The End of Dodd-Frank Part 2: But Who Will Save OLA?

This post is part of my ongoing series on provisions of the Dodd-Frank Act which have been under attack by conservative, and some liberal, forces. For Part 1 on the Volcker Rule, click here.


Fox News, depicting another kind of orderly liquidation of a bank.

Who Should Break Up The Banks?

As I mentioned in a blog post outside of this series, the presidential campaign of Bernie Sanders has given this topic a lot of media coverage. Some of that has been good: it has reignited public interest in bringing back the Glass-Steagall Act, and despite what opponent Hillary Clinton says, the Dodd-Frank Act’s Volcker Rule is no replacement for that act. But other parts have not been so great: after all, the Dodd-Frank Act is a complicated piece of legislation that became an even more complicated mess of regulatory rules from multiple government agencies and conflicting case law by various different district courts.  The one major success the finance industry had with it was to force compromises that had even more strength in the confusion they add than the actual loopholes they create. And as I talked about in that blog post, Bernie Sanders’s campaign has stated that it wants to use the Mitigation of risks to financial stability provision, 12 U.S.C. § 5331, to break up the “too big to fail” banks in his first year. As I mentioned, that is pretty much politically impossible given the legislative requirements and just how many banks qualify as “too big to fail.”

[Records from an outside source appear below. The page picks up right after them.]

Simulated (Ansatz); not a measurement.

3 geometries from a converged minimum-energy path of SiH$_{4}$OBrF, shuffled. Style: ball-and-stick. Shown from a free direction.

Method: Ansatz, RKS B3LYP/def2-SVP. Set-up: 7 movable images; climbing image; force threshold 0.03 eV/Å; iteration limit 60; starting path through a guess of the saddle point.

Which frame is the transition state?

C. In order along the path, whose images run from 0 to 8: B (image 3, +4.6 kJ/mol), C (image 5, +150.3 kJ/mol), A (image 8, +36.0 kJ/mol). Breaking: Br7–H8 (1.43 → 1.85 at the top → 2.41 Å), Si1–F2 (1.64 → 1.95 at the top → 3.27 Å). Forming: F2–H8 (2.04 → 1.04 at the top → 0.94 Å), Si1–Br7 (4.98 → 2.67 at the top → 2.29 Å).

This post is going to look at another provision: Orderly Liquidation Authority (OLA) as laid out in Subchapter II, Chapter 53 of Title 12 of the U.S.C. Interestingly, Hillary Clinton in the debates has hinted that she would use this authority, specifically to go after disreputable or insolvent financial institutions. While I certainly am aware of how friendly Clinton is with the captains of finance, it is a fairly risky move on her part: OLA is largely despised by even the more liberal economists. The usual “doom and gloom” narratives (funny how they’re never about the things that actually cause recessions) have been put forth by orthodox economists of all stripes. Stephen J. Lubben, Seton Hall University School of Law corporate apologist and neo-colonialist, wrote in his piece for the New York Times “The Flaws in the New Liquidation Authority” that OLA “…is apt to destroy going concern value and result in greater market disruption…There are no easy solutions, and probably failure avoidance is a better aim than any of the proposed resolution mechanisms.” In other words, Lubben wants the market to be allowed to “self-regulate” (shocking I know). As Lubben mentions, others like the Hoover Institute want to utilize some form of bankruptcy proceeding instead of OLA. But before we delve into the alternatives, let’s look at a basic outline of what OLA is.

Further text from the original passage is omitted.